Robin J. from Breskens, Netherlands asks:
I own mechanical and automatic watches but I have never understood what they mean when they talk about stones or jewels in the specifications.
For example, my Theorema Toronto mechanical watch has a mechanical movement with 17 Stones. Or my Ingersoll Grand Canyon automatic movement with 35 Jewels.
So my question is, what do they mean with a movement with stones or jwwels and what is the difference how many stones or jewels are used?
Stones or jewels were developed in watches to reduce friction at the points of heaviest wear. When metal rubs against metal and when oil breaks down, the damage to pivots and bearings can be rapid and devastating in terms of watch repairs. So in a nutshell, in order to reduction wear and friction between two pieces of metal that rub against one another, watch makers use (today synthetic rubies) hard stones as friction points as they last a lot longer than metal.
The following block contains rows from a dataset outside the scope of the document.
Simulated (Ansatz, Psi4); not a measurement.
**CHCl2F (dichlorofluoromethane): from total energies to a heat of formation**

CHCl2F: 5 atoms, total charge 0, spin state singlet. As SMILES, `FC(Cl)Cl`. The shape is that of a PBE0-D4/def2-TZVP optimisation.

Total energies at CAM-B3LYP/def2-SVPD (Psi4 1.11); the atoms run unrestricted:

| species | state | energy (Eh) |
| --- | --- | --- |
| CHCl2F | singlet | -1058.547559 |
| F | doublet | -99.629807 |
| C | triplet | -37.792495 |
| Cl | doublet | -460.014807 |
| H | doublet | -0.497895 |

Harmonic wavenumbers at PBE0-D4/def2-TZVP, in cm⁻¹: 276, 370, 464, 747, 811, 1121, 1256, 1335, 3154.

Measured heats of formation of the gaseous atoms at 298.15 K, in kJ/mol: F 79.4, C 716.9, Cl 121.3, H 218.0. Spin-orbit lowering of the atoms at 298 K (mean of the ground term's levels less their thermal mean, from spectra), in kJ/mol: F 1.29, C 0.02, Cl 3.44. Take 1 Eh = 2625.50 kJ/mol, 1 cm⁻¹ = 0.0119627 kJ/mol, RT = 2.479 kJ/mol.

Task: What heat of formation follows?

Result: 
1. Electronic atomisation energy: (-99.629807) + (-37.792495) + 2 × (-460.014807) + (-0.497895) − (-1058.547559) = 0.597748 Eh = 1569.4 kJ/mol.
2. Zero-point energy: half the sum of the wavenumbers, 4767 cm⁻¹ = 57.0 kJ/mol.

To combat metal-on-metal wear watchmakers needed to find a substance that was harder than metal and so began the use of jewels within watches. The jewels that are hard enough are diamonds, sapphires and rubies. The latter two were cheaper than diamonds and could be synthetically created, Rubies are used because they have a hardness on the mohs scale similar to diamonds. These days these are synthetic rubies created for the express purpose of use in watches. As it was initially quite difficult to create and set these jewels, the amount of jewels in a movement was an indicator of it’s quality.
In most watches these jewels are used for all the pivot points in the gear train, as well as in the anti-shock settings (whether these be Incabloc or some other version). Those watches with complications also use jewels to reduce friction and over time, as watches became complicated, the amount of jewels gradually increased.
This is where it all became rather unscrupulous. As jewels became easier to produce and set, some brands used to include jewels in places where they weren’t needed, sometimes even to the detriment of the movement. They then heavily marketed this fact so consumers would think their relatively inexpensive watch was of a higher quality.
Your two watches may have different amounts of jewels due to specific movement design. Also, as one is automatic it will have additional moving parts that would require jewels to reduce friction. The automatic works are under heavy wear as the rotor spins almost constantly and transmits power to the mainspring.
In conclusion, jewels ensure a watch can function for longer periods between servicing and also ensure that the damage to high wear points is greatly reduced. It is worth noting, some brands have brought back the use of chatons (a difficult technique where small brass or gold settings are used to fit the jewel into the movement plate) and in some watches the setting of jewels is almost an art form.
Last, it is important to note that while it is true the that amount of jewels in a movement once spoke to its quality or complexity, today that isn’t so much true. Watch collectors are much less interested in jewels as they are easy to include and produced from synthetic materials.
Robin sent us a pic of his watch which inspired his question – nice!